This (re)animation kicks off with the Addams clan getting chased out of town by a pitchfork-wielding mob and looking for somewhere ‘horrible and corrupt’ to settle. They opt for New Jersey. It’s one of the few decent gags (for Americans, at least) in an animated comedy that’s hardly overflowing with the macabre wit that made Barry Sonnenfeld’s ‘The Addams Family’ and ‘Addams Family Values’ such ghoulish delights back in the ‘90s. Despite the stellar voice cast, its celebration of misunderstood outsiderdom is too generic to amount to much more than a bargain-basement ‘Despicable Me’ – the franchise it’s trying to emulate.

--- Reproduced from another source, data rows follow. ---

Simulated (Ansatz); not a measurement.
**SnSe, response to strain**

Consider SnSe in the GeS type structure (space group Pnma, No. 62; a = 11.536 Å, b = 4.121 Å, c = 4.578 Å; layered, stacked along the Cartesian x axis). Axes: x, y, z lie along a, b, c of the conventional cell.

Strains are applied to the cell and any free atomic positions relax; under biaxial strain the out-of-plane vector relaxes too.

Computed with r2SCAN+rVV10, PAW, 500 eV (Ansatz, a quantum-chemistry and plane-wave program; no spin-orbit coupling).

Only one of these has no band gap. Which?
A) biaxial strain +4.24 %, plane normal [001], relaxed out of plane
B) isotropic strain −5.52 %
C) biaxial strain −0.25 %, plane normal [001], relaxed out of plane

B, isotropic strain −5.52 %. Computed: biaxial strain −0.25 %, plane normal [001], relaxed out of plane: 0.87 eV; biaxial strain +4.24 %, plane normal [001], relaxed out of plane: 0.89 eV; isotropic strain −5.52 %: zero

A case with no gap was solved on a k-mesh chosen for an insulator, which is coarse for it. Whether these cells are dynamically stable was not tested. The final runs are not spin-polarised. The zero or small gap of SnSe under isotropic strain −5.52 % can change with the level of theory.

For Charles Addams purists, the characters’ looks – the pencil-thin Morticia (voiced by Charlize Theron), the roly-poly Gomez (Oscar Isaac), teardrop-faced Wednesday (Chloë Grace Moretz) – are dead faithful to his original New Yorker cartoons. But that nicely antique feel quickly gets washed away by the cheap-looking CG animation. The story isn’t much more sophisticated. It involves persecution from the nearby ultra-conformist town of Assimilation (geddit), a scheming home improvement TV star (Allison Janney) and for Pugsley (Finn Wolfhard), a folk-dancing rite of passage involving a sword.
Co-directors Greg Tiernan and Conrad Vernon (‘Sausage Party’) find a neat way to introduce the theme song and have some fun with the family’s haunted asylum-cum-mansion (Morticia feeds it morning coffee via the loo), but by this iconic family’s standards, there’s a real shortage of snap.